Hello everyone! I have a subordiante supervisor (Amy) who, in certain aspects, cares too much about her direct reports. I know that sounds super wierd but here is an example of the stuff I am talking about:

Our department provides staffing (stagehands and production personnel) to clients (usually touring rock shows and boradways shows) and often times schedules change at the last minute. For example, yesterday a theater company whose show opens today was scheduled to be in at 5:00 PM for a 7:30 PM start time. Well they did not get finished building the set yesterday (mostly because they were unorganized) so they now need to come in at 12:00 PM. We schedule on an as needed basis so this results in one of our staff having to change his personal schedule to come in early. This happens pretty routinely (a couple of times a week) and we do not have the budget to hire staff to anticipate these changes. Amy has had a difficult time with the fact that we are routinely causing hardships to the employees.

I have talked with her about it pretty extensivly and her heart is very much in the right place but she needs to learn or internalize somehow that, on a certain level, her staff sometimes need to be considered resources that you place rather than people who you conistantly do a disservice to. Given the fact I have never served in the military i feel somewhat wierd about using this analogy but on a certain level a general has to view his soldiers as resources and sometime has to send them on objectives where he/she knows there will be a lot of hardship and/or loss of life. Amy fully understands that and agrees with it but still has an emotional problem with it.

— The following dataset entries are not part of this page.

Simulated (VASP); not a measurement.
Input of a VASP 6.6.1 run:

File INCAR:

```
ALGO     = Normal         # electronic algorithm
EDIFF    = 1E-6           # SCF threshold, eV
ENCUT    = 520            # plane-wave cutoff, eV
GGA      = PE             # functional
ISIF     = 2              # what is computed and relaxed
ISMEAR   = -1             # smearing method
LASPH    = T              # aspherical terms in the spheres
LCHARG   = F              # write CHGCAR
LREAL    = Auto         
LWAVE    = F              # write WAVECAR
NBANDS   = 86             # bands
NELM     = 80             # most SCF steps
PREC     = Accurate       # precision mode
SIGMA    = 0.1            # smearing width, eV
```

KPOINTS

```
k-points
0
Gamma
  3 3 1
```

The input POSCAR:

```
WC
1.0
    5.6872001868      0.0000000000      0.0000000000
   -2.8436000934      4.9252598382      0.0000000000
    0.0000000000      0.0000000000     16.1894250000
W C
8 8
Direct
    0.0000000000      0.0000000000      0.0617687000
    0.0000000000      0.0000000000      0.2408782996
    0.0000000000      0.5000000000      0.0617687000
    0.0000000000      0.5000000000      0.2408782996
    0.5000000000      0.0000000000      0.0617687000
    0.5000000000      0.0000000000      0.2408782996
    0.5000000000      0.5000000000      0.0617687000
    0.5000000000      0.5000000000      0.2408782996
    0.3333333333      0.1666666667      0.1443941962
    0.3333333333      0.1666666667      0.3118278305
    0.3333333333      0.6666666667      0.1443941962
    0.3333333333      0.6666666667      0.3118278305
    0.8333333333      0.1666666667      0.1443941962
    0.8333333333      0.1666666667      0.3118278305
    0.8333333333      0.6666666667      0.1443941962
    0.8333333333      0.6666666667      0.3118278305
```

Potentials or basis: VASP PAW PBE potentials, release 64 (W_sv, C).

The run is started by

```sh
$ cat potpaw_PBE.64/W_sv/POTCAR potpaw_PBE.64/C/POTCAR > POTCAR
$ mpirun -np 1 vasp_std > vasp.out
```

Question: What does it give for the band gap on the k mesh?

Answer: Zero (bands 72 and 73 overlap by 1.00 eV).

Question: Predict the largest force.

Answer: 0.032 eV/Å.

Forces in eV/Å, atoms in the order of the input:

Does anyone have any experience with this type of thing or can anyone recommend any resources that can help convey this type of thinking in a better way to help her thinkin this manner? BTW all of her directs understand the situation and are as okay with it as they can be...



US41's picture

Are you having one on one's with Amy?

Do you have a coaching plan for Amy?

Also, someone's feelings are internal settings to them. They have a right to feel any way they want to about something, but they don't have a right to make bad business decisions based on those feelings or fail to perform their duties because of it. 

In fact, I'd recommend giving feedback about expressing those feelings publicly in any way where the employees or management can see it.